In [None]:
# Please Install the following Libraries in order to make the widget work in your notebook
!pip install scikit-surprise
!pip install --upgrade setuptools
!pip install plotly
!pip install webshot
!pip install phantomjs
!pip install pandasql
!pip install ipywidgets

In [1]:
import pandas as pd
import numpy as np
import pandasql as ps
import plotly.graph_objects as go
from plotly.subplots import make_subplots
#from ipywidgets import widgets

# Data Processing

In [2]:
campaigns = pd.read_csv("campaigns_202106162119.csv")

users = pd.read_csv("users_202106162127.csv")
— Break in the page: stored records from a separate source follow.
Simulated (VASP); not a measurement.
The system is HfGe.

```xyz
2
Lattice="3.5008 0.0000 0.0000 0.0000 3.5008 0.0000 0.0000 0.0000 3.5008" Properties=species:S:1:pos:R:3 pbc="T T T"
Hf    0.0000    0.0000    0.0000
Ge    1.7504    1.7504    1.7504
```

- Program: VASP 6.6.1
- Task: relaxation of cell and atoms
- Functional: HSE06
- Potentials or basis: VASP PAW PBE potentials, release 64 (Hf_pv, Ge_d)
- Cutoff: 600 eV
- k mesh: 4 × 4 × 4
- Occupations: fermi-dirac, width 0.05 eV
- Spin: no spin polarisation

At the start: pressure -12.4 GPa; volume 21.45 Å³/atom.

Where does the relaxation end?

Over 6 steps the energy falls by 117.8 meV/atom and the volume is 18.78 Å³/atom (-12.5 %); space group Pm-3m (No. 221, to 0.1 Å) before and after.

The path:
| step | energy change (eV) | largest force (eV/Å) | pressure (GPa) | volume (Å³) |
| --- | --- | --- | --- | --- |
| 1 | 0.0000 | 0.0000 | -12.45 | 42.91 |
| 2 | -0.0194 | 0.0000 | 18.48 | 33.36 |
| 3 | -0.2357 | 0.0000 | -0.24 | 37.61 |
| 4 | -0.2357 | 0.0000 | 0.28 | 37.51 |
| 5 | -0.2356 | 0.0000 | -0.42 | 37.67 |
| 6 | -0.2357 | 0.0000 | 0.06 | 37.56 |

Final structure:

users['quantile_rank'] = pd.qcut(users['attended'], 4,
                               labels = False)

output_df  = ps.sqldf("""
                        select 
u.user_id ,
country,
section,
case 
	when source like '%.%' then 'domains'
	when source like '%google%' then 'google'
	when source like '%outube%' then 'youtube'
	when source like '%nstagram%' then 'instagram'
	when source in (select source from campaigns group by 1 having count(*) < 10) then 'others'
	else source
	end as source,
	medium,
	u.attended ,
	u.booked ,
case 
    when quantile_rank = 0 then 'Very low'
    when quantile_rank = 1 then 'Low'
    when quantile_rank = 2 then 'Medium'
    when quantile_rank = 3 then 'High'
    end as "Activity Level"
from users u 
join campaigns c
on u.user_id = c.user_id
group by 1,2,3,4,5,6,7,8
                        """)

output_df.head(10)

Unnamed: 0,user_id,country,section,source,medium,attended,booked,Activity Level
0,702117,USA,french,google,cpc,3,4,Very low
1,702540,France,english,blog,blog,11,30,Low
2,702540,France,english,direct,direct,11,30,Low
3,702540,France,english,domains,referral,11,30,Low
4,702540,France,english,facebook,cpc,11,30,Low
5,702540,France,english,google,cpc,11,30,Low
6,702540,France,english,google,organic,11,30,Low
7,702540,France,english,iterable,email,11,30,Low
8,702540,France,english,others,social,11,30,Low
9,702540,France,english,youtube,social,11,30,Low


In [5]:
active_section_analysis=ps.sqldf("""select country,section,count(*) as no_of_users
         from output_df where "Activity Level" = "High" group by 1,2""")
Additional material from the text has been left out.